Taking supplies for granted: Time to change stand on water

The drought has probably, or at least it should have, sharpened our awareness of how dependent we are on a reliable water supply.

Taking supplies for granted: Time to change stand on water

The drought has probably, or at least it should have, sharpened our awareness of how dependent we are on a reliable water supply.

Indeed, because of the drought, livestock owners will need an as-yet-unsourced 10m bales of silage over the coming winter.

That is a spectacular figure, but it is no less challenging than the fact, published by Irish Water yesterday, that most of us use twice the amount of water we imagine we use.

Even when water supplies are abundant, that seems a spectacular level of detachment.

At a moment of water crisis, it is indefensible.

Issues around water, and how we fund its protection and supply, have been so well-thrashed out that they have been set to one side.

That, however, does not mean they have been resolved.

The drought has raised, in an unprecedented way, how ever-expanding dairy farming — around 100 litres per cow per day — uses an inordinate proportion of available water supplies.

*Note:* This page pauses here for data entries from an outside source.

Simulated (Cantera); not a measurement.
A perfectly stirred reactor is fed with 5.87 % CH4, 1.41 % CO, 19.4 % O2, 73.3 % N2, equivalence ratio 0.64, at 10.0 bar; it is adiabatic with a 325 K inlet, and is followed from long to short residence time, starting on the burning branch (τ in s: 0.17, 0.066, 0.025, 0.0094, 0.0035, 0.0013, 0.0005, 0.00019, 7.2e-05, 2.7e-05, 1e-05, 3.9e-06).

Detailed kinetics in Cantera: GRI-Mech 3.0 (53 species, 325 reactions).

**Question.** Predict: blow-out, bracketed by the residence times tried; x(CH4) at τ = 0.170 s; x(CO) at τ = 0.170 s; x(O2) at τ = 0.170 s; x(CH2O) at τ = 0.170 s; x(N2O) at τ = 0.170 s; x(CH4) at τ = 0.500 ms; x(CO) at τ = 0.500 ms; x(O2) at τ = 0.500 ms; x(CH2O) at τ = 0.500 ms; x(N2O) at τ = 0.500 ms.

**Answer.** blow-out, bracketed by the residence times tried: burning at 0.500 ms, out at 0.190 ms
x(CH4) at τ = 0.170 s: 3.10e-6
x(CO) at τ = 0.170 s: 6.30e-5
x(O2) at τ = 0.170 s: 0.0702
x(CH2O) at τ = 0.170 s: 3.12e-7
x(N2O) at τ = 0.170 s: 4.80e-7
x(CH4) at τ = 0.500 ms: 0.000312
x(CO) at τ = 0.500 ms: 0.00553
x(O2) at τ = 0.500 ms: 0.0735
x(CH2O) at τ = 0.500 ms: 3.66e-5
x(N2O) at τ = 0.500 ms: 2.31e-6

It would have been impossible to question the practice of drilling private wells to sustain a herd of, say, 500 cows — 50,000 litres a day — before the drought, but maybe that is no longer the case.

Maybe our underground water supplies should be recognised as a national asset, rather than a private resource.

Those using private wells need not fret, though.

Our inability to establish a fair system of charging for water suggests that an issue as thorny as 50,000 litre-a-day private wells will never even be addressed.